If you search the website of the Irish Times for the phrase “Peak Oil” you will find that it appears only once in 2019, in a motoring column, and only then as a throwaway comparison to the Chinese car industry. It is the first time the phrase has appeared in Ireland’s most august newspaper since 2017, when it appeared twice. Then it appears again, once or twice, in 2015.

It’s a far cry from the good old days of 2010 and 2011, years when the Irish Times published not one, not two, but over 70, articles referring, at least in passing, to “Peak Oil”.

On December 19th, 2009, then-Irish Times environmental columnist John Gibbons declared, as part of an article called “Six Reasons why Earth won’t cope for long” (emphasis added):

“Peak oil: This month, the International Energy Agency formally predicted global peak oil by 2020. Today, the world burns the equivalent of 82 million barrels of oil every day. Projected growth in energy demand will see this rise to almost 100 million barrels within a decade, but by then, output from the oilfields currently in production will have plummeted to barely a third of that. A massive energy gap is looming, and with discoveries having peaked in the mid-1960s, we are approaching the bottom of the cheap oil barrel. Non-conventional oil, renewables and nuclear will be nowhere near capable of bridging this energy gap in time. The oil shocks of the coming decade will be intense.

In fairness to Mr. Gibbons, December 2019 is still some weeks away, so there is indeed time for his prediction of “an intense oil shock” before his ten year timeframe elapses. By and large, though, the decade has seen lower, and more stable, oil prices than the one that came before it.

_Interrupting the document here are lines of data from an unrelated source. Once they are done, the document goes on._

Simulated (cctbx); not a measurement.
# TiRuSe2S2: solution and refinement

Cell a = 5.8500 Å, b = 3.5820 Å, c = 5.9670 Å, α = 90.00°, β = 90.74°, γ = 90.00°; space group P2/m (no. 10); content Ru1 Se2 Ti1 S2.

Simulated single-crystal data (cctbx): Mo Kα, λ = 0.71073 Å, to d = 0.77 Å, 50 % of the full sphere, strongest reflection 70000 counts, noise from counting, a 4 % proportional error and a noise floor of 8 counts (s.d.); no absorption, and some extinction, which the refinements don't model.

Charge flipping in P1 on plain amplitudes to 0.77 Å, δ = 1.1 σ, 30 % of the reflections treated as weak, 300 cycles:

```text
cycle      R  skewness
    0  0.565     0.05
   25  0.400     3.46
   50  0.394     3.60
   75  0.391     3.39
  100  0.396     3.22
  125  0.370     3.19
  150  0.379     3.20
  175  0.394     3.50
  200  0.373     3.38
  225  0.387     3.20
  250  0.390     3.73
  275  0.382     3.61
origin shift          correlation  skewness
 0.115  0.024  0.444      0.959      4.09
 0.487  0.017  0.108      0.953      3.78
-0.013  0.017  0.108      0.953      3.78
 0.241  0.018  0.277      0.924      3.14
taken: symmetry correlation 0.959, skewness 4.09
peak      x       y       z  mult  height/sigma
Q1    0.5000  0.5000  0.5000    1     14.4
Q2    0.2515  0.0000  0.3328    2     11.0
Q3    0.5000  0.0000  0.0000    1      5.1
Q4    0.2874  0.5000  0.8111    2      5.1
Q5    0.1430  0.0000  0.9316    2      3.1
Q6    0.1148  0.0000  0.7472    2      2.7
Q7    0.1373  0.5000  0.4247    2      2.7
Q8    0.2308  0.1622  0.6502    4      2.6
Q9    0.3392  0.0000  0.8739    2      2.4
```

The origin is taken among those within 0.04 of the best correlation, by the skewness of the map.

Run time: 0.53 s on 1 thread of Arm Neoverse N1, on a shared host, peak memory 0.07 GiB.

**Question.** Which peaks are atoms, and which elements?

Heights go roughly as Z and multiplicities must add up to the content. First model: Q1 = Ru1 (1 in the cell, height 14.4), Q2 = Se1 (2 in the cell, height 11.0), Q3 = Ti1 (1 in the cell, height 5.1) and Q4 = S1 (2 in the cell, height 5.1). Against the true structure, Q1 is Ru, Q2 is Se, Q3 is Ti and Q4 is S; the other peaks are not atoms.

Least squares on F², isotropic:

In June 2010, the papers environment editor, Frank MacDonald, issued a stern warning:

“The bell is tolling again now, this time for the imminent end of cheap and plentiful oil. Last week, Lloyd’s – in collaboration with think tank Chatham House – issued a White Paper, Sustainable Energy Security: Strategic Risks and Opportunities for Business, which explicitly warned that we are heading towards a global oil supply crunch and price spike – in other words, “peak oil”.”

In September of that year, the paper reported another warning:

It is estimated that we reached peak oil two years ago: everything is made of oil, we rely on oil. Unless we all wean ourselves off oil, and plan a future without oil, we’re in big trouble.”

Very amusingly, Frank MacDonald was back at it in May 2010, this time denouncing “peak oil” sceptics, in a piece he entitled “A Dialogue of the Deaf with US Climate Sceptics”. He reported, in astonishment, that some deniers simply didn’t believe in the threat of “peak oil”:

“Fossil fuels provide 85 per cent of US energy, making them the “preferred energy source” of Americans, as Lieberman put it. The big problem, of course, is that 60 per cent of the oil they need has to be imported, often from “countries that hate us”. Yet the Heritage guys remain wedded to the oil companies.

Asked if they were concerned about peak oil, policy analyst David Kreutzer couldn’t have been more complacent. “Oil will never ever completely run out,” he said confidently. Neither was he worried about China outstripping the US in the development of renewable energy technologies, arguing that wind power was “unreliable anyway”.

There is, believe me, plenty, plenty more, including highlights like John Gibbons saying that Barack Obama was the only candidate who could save the world from the impending disaster of peak oil. It’s worth taking a look yourself if you don’t believe me.

So, why has the Irish Times stopped reporting on Peak Oil?

Well, this might surprise you, but the whole thing turned out to be utter bullshit. Oil Production has continued to increase. The US, for example, has emerged as one of the world’s largest producers of oil in the decade since 2009. Oil Prices, far from suffering catastrophic shocks, have remained relatively stable, and relatively low. The disaster? It hasn’t happened.

The Irish Times, of course, has simply stopped mentioning it.

What’s the relevance of “peak oil” to the current climate crisis? In truth, not a lot. They are different issues, but related. We are told, on the climate, to “trust the science”. But the thing with Climate Science, and Environmental Science, is that it has a long, long, long, track record of making predictions that simply don’t come to pass. When we hear people say that the world is doomed in 12 years, it is not the first time we have heard such predictions. It would be a first if it came to pass.

This is not – and I emphasise this for the critics in the back – an argument to ignore the scientists. But it should be an argument for discussing the issue rationally, and bearing in mind that the same people telling us we must radically change how we live today have told us that before, and been completely, and embarrassingly wrong.

What’s infuriating, of course, is that they never actually acknowledge that they were wrong. They simply spend years inflating a panic, and then move on, without a second’s thought, to inflating the next panic.

I, for one, refuse to panic. Because if they’re right, there ain’t a damn thing we can do about it in 12 years. And if they’re wrong, well. It wouldn’t be the first time, would it?